Between the holidays and a stack of papers I still haven’t finished grading, I’ve missed some items I need to go back for, such as Tim Rutten and Russell Baker on the distorting effect of affluence on news coverage.
Here’s Rutten:
To the extent any bias is generally operative in the news media today, it is the middle-class quietism that the majority of reporters and editors share with other Americans. They are the suburban voters who now cast the majority of ballots in our presidential elections — mildly libertarian on social issues, mildly conservative on fiscal matters, preoccupied with issues of personal and financial security.
He goes on to quote at length from Baker’s response to a letter to the New York Review of Books:
…something more fundamental than household economics may be reshaping journalistic attitudes toward public issues. Today’s top-drawer Washington newspeople are part of a highly educated, upper-middle-class elite; they belong to the culture for which the American political system works exceedingly well. Which is to say, they are, in the pure sense of the word, extremely conservative.

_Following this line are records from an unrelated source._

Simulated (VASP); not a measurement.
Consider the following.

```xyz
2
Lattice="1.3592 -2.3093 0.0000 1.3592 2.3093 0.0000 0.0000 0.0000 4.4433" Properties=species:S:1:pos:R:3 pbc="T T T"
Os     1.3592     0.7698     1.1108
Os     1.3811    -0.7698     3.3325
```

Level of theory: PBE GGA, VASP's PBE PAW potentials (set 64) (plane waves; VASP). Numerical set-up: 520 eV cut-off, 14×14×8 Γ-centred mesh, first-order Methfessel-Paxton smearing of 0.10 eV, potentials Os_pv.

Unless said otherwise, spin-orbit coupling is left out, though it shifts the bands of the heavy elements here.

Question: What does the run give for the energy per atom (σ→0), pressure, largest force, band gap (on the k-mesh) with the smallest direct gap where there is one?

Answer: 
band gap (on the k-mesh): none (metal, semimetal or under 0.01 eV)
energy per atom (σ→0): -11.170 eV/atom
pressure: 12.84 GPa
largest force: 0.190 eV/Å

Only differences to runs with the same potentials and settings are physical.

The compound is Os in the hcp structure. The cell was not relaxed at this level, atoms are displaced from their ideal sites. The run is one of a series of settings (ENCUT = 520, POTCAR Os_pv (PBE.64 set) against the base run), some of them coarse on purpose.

Most probably passed childhood in economically sheltered times, came to adulthood in the years of plenty, went to good colleges where they developed conventionally progressive social consciences, and have now inherited the comforting benefits that sixty years of liberal government have created for the middle class.
This is not a background likely to produce angry reporters and aggressive editors. …
Baker goes on to say that these affluent journalists cannot be expected to write with real passion or understanding about something like America’s health care crisis, because that crisis does not affect them or anyone they know.
His argument came to mind as I read the wire reports on “Health Savings Accounts” that we ran in the paper I work for. HSAs are a new tax shelter that encourages those who can afford it to adopt higher-deductible health insurance. To take advantage of this new subsidy/benefit, one needs to have an extra $2,500 to $4,500 in disposable income lying about. Most Americans don’t have that kind of money, but most columnists and decision-making editors do. None of the articles we ran seemed to consider that the appeal of this program might be limited by the fact that so few can afford to take advantage of it.
As Rutten points out, this isn’t an example of bias, but of obliviousness. The problem is not the journalists’ affluence per se, but their failure to grasp that their affluence makes them exceptional. Articles written by and for the exceptionally affluent are irrelevant to the majority of their readers.
At the same time, of course, these same journalists are wringing their hands over their inability to reach “younger” readers. The trendy solution to this problem is to produce condescending, contentless free tabloids with lots of photos of last week’s hot entertainers. It never occurs to the publishers of these tabloids that this age demographic also comprises an economic demographic that their papers largely ignore.
My paper’s most recent Sunday real estate section features a typical story about what they consider a typical home. It costs $500,000. Articles like that alienate most 18-34-year-old readers.
They also alienate most 35-95-year-old readers.